Mar
29
2018
--

Using ProxySQL and VIRTUAL Columns to Solve ORM Issues

ProxySQL and VIRTUAL columns

ProxySQL and VIRTUAL columnsIn this blog post, we’ll look at using ProxySQL and VIRTUAL columns to solve ORM issues.

There are a lot of web frameworks all around. Programmers and web designers are using them to develop and deploy any website and web application. Just to cite some of the most famous names: Drupal, Ruby on Rails, Symfony, etc.

Web frameworks are very useful tools. But sometimes, as with many human artifacts, they have issues. Any framework has its own queries to manage its internal tables. While there is nothing wrong with that, but it often means these queries are not optimized.

Here is my case with Symfony 2 on MySQL 5.7, and how I solved it.

The sessions table issue

Symfony has a table to manage session data for users on the application. The table is defined as follow:

CREATE TABLE `sessions` (
 `sess_id` varchar(126) COLLATE utf8_bin NOT NULL,
 `sess_data` blob NOT NULL,
 `sess_time` int(10) unsigned NOT NULL,
 `sess_lifetime` mediumint(9) NOT NULL,
 PRIMARY KEY (`sess_id`)
) ENGINE=InnoDB DEFAULT CHARSET=utf8 COLLATE=utf8_bin

The expiration time of the user session is configurable. The developers decided to configure it to be one month.

Symfony was serving a high traffic website, and very soon that table became very big. After one month, I saw it had more than 14 million rows and was more than 3GB in size.

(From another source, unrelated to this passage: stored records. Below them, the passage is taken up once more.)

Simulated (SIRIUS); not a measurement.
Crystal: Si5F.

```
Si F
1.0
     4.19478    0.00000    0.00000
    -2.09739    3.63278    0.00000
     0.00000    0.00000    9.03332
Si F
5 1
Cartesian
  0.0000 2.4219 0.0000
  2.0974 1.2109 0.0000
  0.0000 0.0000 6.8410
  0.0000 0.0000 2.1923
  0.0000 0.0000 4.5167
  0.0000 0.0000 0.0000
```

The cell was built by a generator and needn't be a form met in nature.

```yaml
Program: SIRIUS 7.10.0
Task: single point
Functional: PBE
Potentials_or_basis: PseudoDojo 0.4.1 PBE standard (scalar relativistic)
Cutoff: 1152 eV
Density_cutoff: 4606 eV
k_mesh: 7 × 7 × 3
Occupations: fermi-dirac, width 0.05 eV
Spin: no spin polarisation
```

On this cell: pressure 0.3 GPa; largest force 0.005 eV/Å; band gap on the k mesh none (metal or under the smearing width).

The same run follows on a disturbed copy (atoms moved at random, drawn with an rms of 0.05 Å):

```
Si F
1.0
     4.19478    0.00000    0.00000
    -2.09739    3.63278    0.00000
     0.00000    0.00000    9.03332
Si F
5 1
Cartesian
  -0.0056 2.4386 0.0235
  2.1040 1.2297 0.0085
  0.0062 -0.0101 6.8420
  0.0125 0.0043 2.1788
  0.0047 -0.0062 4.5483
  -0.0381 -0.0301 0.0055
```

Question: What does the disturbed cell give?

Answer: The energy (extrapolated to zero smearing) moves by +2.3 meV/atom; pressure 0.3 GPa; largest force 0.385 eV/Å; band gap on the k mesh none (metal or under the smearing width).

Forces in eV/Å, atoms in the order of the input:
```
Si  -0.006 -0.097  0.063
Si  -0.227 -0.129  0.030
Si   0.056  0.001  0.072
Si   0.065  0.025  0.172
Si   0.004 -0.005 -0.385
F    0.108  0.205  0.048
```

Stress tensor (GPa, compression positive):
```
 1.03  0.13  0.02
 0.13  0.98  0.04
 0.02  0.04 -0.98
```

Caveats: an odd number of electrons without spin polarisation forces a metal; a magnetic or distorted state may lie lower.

mysql> SELECT TABLE_SCHEMA, TABLE_NAME, ENGINE, TABLE_ROWS, DATA_LENGTH
    -> FROM information_schema.tables WHERE table_schema='symfony' AND table_name='sessions'\G
*************************** 1. row ***************************
  TABLE_SCHEMA: symfony
    TABLE_NAME: sessions
        ENGINE: InnoDB
    TABLE_ROWS: 14272158
   DATA_LENGTH: 3306140672

Developers noticed the web application sometimes stalling for a few seconds. First, I analyzed the slow queries on MySQL and I discovered that sometimes Symfony deletes inactive sessions. It issued the following query, which took several seconds to complete. This query was the cause of the stalls in the application:

DELETE FROM sessions WHERE sess_lifetime + sess_time < 1521025847

The query is not optimized. Let’s have a look at the EXPLAIN:

mysql> EXPLAIN DELETE FROM sessions WHERE sess_lifetime + sess_time < 1521025847\G
*************************** 1. row ***************************
           id: 1
  select_type: DELETE
        table: sessions
         type: ALL
possible_keys: NULL
          key: NULL
      key_len: NULL
          ref: NULL
         rows: 14272312
     filtered: 100.00
        Extra: Using where

Every DELETE query was a full table scan of more than 14 million rows. So, let’s try to improve it.

First workaround

Looking around on the web and discussing it with colleagues, we’ve found some workarounds. But none of them was the definitive solution:

  1. Reduce expiration time in Symfony configuration. Good idea. One month is probably too long for a high traffic website. But we kept the expiration time configured at one month because of an internal business policy. But even one week wouldn’t have solved the full table scan.
  2. Using a different database solution. Redis was proposed as an alternative to MySQL to manage session data. This might be a good solution, but it could involve a long deployment time. We planned a test, but the sysadmins suggested it was not a good solution to have another database system for such a simple task.
  3. Patching Symfony code. It was proposed to rewrite the query directly into the Symfony code. Discarded.
  4. Create indexes. It was proposed to create indexes on sess_time and sess_lifetime columns. The indexes wouldn’t get used because of the arithmetic addition on the where clause. This is the only condition we have on the query.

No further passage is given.